A photo has emerged which it is claimed links the President-elect of Iran, Mahmoud Ahmadinejad, with the taking of 60 American hostages during the US embassy siege in Tehran in 1979.

A London-based Iranian news agency which opposes Mr Ahmadinejad is circulating the photograph, which it says was taken by the Associated Press news agency on the first day of the hostage crisis.

In the picture, a man which the Iran Focus agency claims it has identified as Mr Ahmadinejad, is seen holding the arm of a blindfolded US hostage.

The possible role of Mr Ahmadinejad in the embassy takeover, which lasted 444 days and remains a significant sore between America and Iran, came to light in the run-up to the presidential elections on June 17.

Mr Ahmadinejad is known to have been member of the "Office for Strengthening of Unity Between Universities and Theological Seminaries" or the OSU, the main student group behind the takeover, but his precise role in the hostage-taking was unclear.

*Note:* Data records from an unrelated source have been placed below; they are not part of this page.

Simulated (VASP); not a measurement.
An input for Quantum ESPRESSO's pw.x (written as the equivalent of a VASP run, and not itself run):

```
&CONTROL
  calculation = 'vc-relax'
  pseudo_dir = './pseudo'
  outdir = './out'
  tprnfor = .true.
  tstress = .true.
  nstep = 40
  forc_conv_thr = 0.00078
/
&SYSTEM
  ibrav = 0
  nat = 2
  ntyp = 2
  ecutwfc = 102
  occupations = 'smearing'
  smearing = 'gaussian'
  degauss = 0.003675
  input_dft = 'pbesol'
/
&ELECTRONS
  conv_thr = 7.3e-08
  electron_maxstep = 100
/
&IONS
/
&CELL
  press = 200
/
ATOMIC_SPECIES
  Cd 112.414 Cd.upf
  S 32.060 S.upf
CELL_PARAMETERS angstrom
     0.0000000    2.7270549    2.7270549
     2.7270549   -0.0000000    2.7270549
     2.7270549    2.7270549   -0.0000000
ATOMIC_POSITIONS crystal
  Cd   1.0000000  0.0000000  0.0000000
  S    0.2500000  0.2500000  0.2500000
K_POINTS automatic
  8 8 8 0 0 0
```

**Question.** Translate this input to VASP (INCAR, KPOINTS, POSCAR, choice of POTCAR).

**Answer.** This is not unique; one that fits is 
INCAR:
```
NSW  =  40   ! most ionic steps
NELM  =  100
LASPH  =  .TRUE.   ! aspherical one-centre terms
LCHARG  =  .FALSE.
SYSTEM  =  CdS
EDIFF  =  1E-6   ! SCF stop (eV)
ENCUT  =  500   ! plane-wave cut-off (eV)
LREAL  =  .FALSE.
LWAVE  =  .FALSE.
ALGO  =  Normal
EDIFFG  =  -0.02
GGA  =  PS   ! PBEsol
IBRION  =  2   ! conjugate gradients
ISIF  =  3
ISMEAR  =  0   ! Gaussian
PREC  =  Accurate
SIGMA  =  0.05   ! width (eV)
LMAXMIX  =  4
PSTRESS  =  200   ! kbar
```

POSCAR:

Yesterday, in an article on the BBC website, the broadcaster John Simpson appeared to pour fuel on the controversy when he said he recalled meeting Mr Ahmadinejad after the hostage crisis and remembered seeing him in the grounds of the embassy.

"When I read a profile of him in the English-language Tehran Times, I realised where I must have seen him: in the former American embassy in Tehran," writes Mr Simpson.

"Ahmadinejad was a founder of the group of young activists who swarmed over the embassy wall and held the diplomats and embassy workers hostage for 444 days."

And today, Mo Jazayeri, the executive editor of Iran Focus, the agency distributing the picture, was adamant that it showed Mr Ahmadinejad. He said: "We strongly believe it was 4 Nov 1979, the first day of the hosting taking in Tehran. The AP took these photos. There is also apparently footage which shows Ahmadinejad and several other hostage takers taking this hostage out of the compound and bringing him in front of the crowd which chants ‘Death to America.’ It was a very horrific scene which was shown on television outside Iran worldwide."

According to Michael Theodoulou, who covers Middle East affairs for The Times, the photograph, if genuine, could have a damaging effect on Mr Ahmadinejad's relationship with America, which is already expected to be fractious.

"These images will really anger the Americans," he told Times Online. "Britain is never really aware of the impact the hostage crisis had on the American pysche. No other foreign crisis had the same effect. It really formed the image of Iran in America and is a real source of the continuing hostility between the two countries."

But the claims have been strongly denied by Mr Ahmadinejad's office, which says that the man in the image is not him. Other hostage-takers who were present at the embassy siege also say that the President-elect was not involved in the storming of the embassy.

Ramita Navai, correspondent for The Times in Tehran, spoke to Abbas Abdi, one of the leading hostage takers, who has recently been released from prison, this morning. She said: "I spoke to Abbas Abdi today and he said that Ahmadinejad didn't storm the embassy. And he also said: 'Look, a lot of people came in and out of the embassy during the crisis. It went on for more than a year'."

Ms Navai said that so many of the students involved in the hostage crisis went on to become politicians that there is no reason why Mr Ahmadinejad would disguise his role in the siege.